[EM] British Colombia considering change to STV

Raph Frank raphfrk at gmail.com
Sat May 2 18:00:41 PDT 2009


On Sun, May 3, 2009 at 12:13 AM, Anthony O'Neal <watermark0n at gmail.com> wrote:
> It is a rather huge problem.  It effects the proportionately surprisingly
> little though - all the major parties still win a roughly fair number of
> seats.  Districting tends to produce much more proportional results than the
> seat size would suggest, as random political differences in geography give
> some smaller parties too much support in some areas to make up for their
> unfair lack of support in other other areas.

This isn't entirely unreasonable.  If you look at the seat percentage
to first preference vote percentage, it isn't as bad as would be
expected for small parties.  However, even then, the larger parties
get a boost purely due to being larger parties.

However, that doesn't mean that single seaters will give the same
number of parties as a PR system.

Local variation might be able to take a party with 5% support
nationwide up to 15-20% in certain areas, but it isn't going to be
able to take it to 50%.

Single seat districts tend towards a 2 party system with 3rd parties
getting almost no vote.

> This is clear just looking at
> single-member districts.  Event though the threshold is technically 50%,
> it's rather obviously much fairer than a party list system with a 50%
> threshold.  As the number of seats gets larger, this effects seems to be
> exponential.

You mean increased seats per district increases fairness?  I agree.

>
> However, IMHO, the minimum seats per district should be around five, or at
> least the average amount of seats should be five or seven.  The fact that
> Irelands average number of seats has dwindled so dramatically over the years
> makes it clear that the big parties just can't be trusted when it comes to
> proportionality.

Yup.  It is mainly FF as they are mostly in power, but I doubt FG
would consider it a major problem.

I would make the rule an average of 5+ with a minimum of 3.  I think
this would keep abuse low.

> The minimum number of seats in BC-STV is two, the maximum seven.  There's
> really nothing from keeping them from making nearly every district a two or
> three seater.

Ironically, with 2 parties and 3 seat districts, you are almost back
to single seaters.

This assumes each party wins at least 1 per district.
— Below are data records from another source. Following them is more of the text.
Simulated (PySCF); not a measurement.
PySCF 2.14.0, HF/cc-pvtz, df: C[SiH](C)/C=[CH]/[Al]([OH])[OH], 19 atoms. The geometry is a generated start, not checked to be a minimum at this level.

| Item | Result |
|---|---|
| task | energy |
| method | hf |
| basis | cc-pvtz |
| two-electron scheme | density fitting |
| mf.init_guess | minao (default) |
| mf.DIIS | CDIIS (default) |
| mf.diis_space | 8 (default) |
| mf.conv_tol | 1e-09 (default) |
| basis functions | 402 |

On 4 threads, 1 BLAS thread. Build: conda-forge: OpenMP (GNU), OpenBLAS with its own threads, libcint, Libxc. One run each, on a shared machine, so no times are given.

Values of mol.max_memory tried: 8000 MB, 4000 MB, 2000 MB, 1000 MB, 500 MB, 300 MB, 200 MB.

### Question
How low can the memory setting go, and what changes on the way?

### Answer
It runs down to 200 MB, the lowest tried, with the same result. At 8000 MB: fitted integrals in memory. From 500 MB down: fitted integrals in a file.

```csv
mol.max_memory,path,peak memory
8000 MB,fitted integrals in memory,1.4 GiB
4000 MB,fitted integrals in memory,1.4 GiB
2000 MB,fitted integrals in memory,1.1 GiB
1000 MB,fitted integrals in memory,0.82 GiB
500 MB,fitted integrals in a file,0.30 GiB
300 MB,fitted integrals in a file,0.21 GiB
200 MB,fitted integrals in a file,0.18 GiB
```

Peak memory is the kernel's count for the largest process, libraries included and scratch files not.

>  Clearly, as the situation in Ireland shows, this is much
> better than single-member districts, but the article should have been
> amended to state that the average number of seats per a district should be
> around five, which would leave room for two-seaters in rural districts but
> keep the big parties from colluding and implementing a seat number to their
> favor.

I agree, there is always going to be some demand for small districts,
but that shouldn't be allowed to derail a reasonable average.